Two new cybersecurity tools “OSV-Scanner” and “Peach” that landed this week deserve attention – whether you are a CISO, Blue Team, or just trying to tighten up your application development or cloud practices.
OSV-Scanner was released under an Apache 2.0 licence by Google. Peach is an open framework from Wiz to model the threat of unauthorised cross-tenant access to cloud workloads during your threat modelling process.
What is OSV-Scanner?
OSV-Scanner, a free tool from Google, matches your code and dependencies against lists of known vulnerabilities in a rapidly growing open source vulnerability database, in OSV.dev, that launched in 2021.
Google says: “Running OSV-Scanner on your project will first find all the transitive dependencies that are being used by analyzing manifests, SBOMs, and commit hashes. The scanner then connects this information with the OSV database and displays the vulnerabilities relevant to your project” for more secure development.
(A good example of the challenges here: 12 months after the Log4J vulnerability triggered massive attacks, nearly 40% of downloads of the open source java logging library are still the vulnerable version. As Sonatype notes, 96% of vulnerable downloads of open source components actually have a fixed version available.)
OSV.dev now supports 16 ecosystems, including all major language ecosystems, Linux distributions (Debian and Alpine at this stage), as well as Android, Linux Kernel, and OSS-Fuzz. It is now the biggest open source vulnerability database of its kind, with over 38,000 advisories, up from 15,000 advisories a year ago.

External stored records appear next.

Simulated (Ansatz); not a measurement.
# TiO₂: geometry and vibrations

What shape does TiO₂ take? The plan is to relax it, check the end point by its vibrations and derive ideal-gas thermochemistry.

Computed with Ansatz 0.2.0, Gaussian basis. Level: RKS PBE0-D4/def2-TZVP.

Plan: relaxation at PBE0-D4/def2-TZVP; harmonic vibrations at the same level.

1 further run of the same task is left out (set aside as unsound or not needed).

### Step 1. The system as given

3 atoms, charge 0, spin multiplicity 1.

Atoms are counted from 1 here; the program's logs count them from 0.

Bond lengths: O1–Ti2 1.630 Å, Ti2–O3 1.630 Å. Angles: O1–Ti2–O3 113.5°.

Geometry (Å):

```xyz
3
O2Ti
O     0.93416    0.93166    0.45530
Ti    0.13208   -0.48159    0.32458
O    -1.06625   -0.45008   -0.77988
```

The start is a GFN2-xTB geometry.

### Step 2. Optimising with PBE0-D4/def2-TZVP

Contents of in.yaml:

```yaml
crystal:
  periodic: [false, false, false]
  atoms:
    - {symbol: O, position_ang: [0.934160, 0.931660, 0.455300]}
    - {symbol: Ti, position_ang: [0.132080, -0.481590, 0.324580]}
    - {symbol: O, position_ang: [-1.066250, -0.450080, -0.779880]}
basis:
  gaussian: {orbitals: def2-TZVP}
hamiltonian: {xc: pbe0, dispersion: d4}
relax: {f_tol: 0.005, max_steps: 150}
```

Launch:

The scanner is not perfect and still being built out but it is undeniably useful, it is free and allied to a free framework like Microsoft’s S2C2F it is another welcome tool in the arsenal of tightening up OSS security.
OSV-Scanner can be found here.
Wiz's Peach framework
The Peach framework was released this week by cloud security company Wiz.
It has been designed to encourage and facilitate the inclusion of an isolation review process for cloud workloads, as part of a broader threat modelling effort for a multi-tenant applications.
Its whitepaper is free to download – mercifully without any data-harvesting forms to fill in either.
Wiz launched Peach after discovering and encountering numerous critical cross design and implementation mistakes that enabled unauthorised cross-tenant access into hyperscaler cloud accounts.
Peach refers to the hardening of Privilege, Encryption, Authentication and Connectivity, and proper Hygiene.
It was born out of the experience by Wiz’s security researchers that identified “a common root cause in all these cases in the form of bugs in customer-facing interfaces (such as an insecure API permitting tenants to execute code in unexpected ways or escalate their local privileges within their own environment), compounded by insufficient hardening of security boundaries (such as a virtual machine with an overly permissive firewall).
Whilst it is aimed more at cloud providers than cloud customers, to those mindful of cloud security it deserves a close read and comes with the suggestion that those mindful of imperfect trust boundaries should consider using third-party encryption bringing your own trust boundary to place between you and other tenants).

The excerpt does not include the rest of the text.